My guess (which, like Michael’s, is based on speculation and not on actual information from relevant decision-makers) is that the founders of Open Phil thought about institutional philosophy before they looked in-depth at particular cause areas. They asked themselves questions like:
How can we create a Cause Agnostic Foundation, dedicated to directing money wherever it will do the most good, without having it collapse into a Foundation For Cause X as soon as its investigations conclude that currently the highest EV projects are in cause area x?
Do we want to create a Cause Agnostic Foundation? Would it be a bad thing if a Cause Agnostic Foundation quickly picked the best cause and then transformed into the Foundation For Cause X?
Apparently they concluded that it was worth creating a (stable) Cause Agnostic Foundation, and that this would work better if they directed significant amounts of resources towards several different cause areas. I can think of several arguments for this conclusion:
Spreading EA Ideas. It’s easier to spread the ideas behind effective altruism (and to create a world where more resources are devoted to attempts at effective altruism) if there is a prominent foundation which is known for the methodology that it uses to choose causes rather than for its support of particular causes. And that works best if the foundation gives to several different cause areas.
Diminishing Returns to Prestige. Donations can provide value by conferring prestige, not just by transferring money, and prestige can have sharply diminishing returns to amount donated. e.g., Giving to your alma mater, whether it’s $10 or $10,000, lets them say that a higher percentage of alumni are donors. One might hope that this prestige benefit (with diminishing returns) would apply to many of the grants from a Cause Agnostic Foundation, and that it will be well-regarded enough to bring other people’s attention to the causes & organizations that it supports.
Ability to Pivot. If a foundation focuses on just one or two cause areas (and hires people to work on those cause areas, publicizes its reasons for supporting those cause areas, builds connections with other organizations in those cause areas, etc.) that can make it hard for it to keep an open mind about cause areas and potentially pivot to a different cause area which starts looking more promising a few years later.
Learning. We can learn more if we pursue several different cause areas than if we just focus on one or two. This can include things like: getting better at cause prioritization by doing it a lot, getting better at evaluating organizations by dealing with some organizations that are in cause areas where progress is relatively easy to track, and learning how to interact with governments in the context of criminal justice reform and then being better able to pursue projects involving government in other cause areas.
Hits. A foundation which practices hits-based-giving can tolerate a lot of risk, but they may need to have at least some visible hits over the years in order to remain institutionally strong. Diversifying across cause areas can help that happen.

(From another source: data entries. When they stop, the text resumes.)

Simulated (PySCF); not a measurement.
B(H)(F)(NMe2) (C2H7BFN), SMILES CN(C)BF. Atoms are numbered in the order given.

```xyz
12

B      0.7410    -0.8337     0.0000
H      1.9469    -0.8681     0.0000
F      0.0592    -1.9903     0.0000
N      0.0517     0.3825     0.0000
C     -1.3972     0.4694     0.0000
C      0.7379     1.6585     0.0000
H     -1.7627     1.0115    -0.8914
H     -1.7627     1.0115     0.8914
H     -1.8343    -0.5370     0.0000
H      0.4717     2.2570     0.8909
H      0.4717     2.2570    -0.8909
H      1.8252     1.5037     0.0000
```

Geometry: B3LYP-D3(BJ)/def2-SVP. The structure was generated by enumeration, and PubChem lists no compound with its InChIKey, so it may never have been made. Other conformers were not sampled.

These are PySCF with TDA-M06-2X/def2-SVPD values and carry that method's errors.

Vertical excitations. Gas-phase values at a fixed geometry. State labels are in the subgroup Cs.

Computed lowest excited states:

My sense is that this is an incomplete list; there are other arguments like these.
It’s worth noting that many of these lines of reasoning are specific to a foundation like Open Phil, and would not apply to a single wealthy donor looking to donate his or her own money.
A few of these reasons do suggest that it might be useful to make grants in a cause area to stay open to it/keep actively researching it/keep potential grantees aware that you’re funding it. This would suggest that it’s worthwhile to spend relatively small amounts of money on less promising cause areas, but maintain spending to keep momentum.
This does have downsides:
It costs money. If you can afford to spend $200 million/year, and you want to spend $5 million/year on each suboptimal cause area, that would easily eat up a quarter to a half of your budget.
It costs staff time. You have limited capacity to do research and talk to grantees, so any time spent doing this in a suboptimal cause area is time spent not doing it in an optimal cause area. Maybe you could resolve this by putting only passing investment into less important areas and making grants without investigating them much.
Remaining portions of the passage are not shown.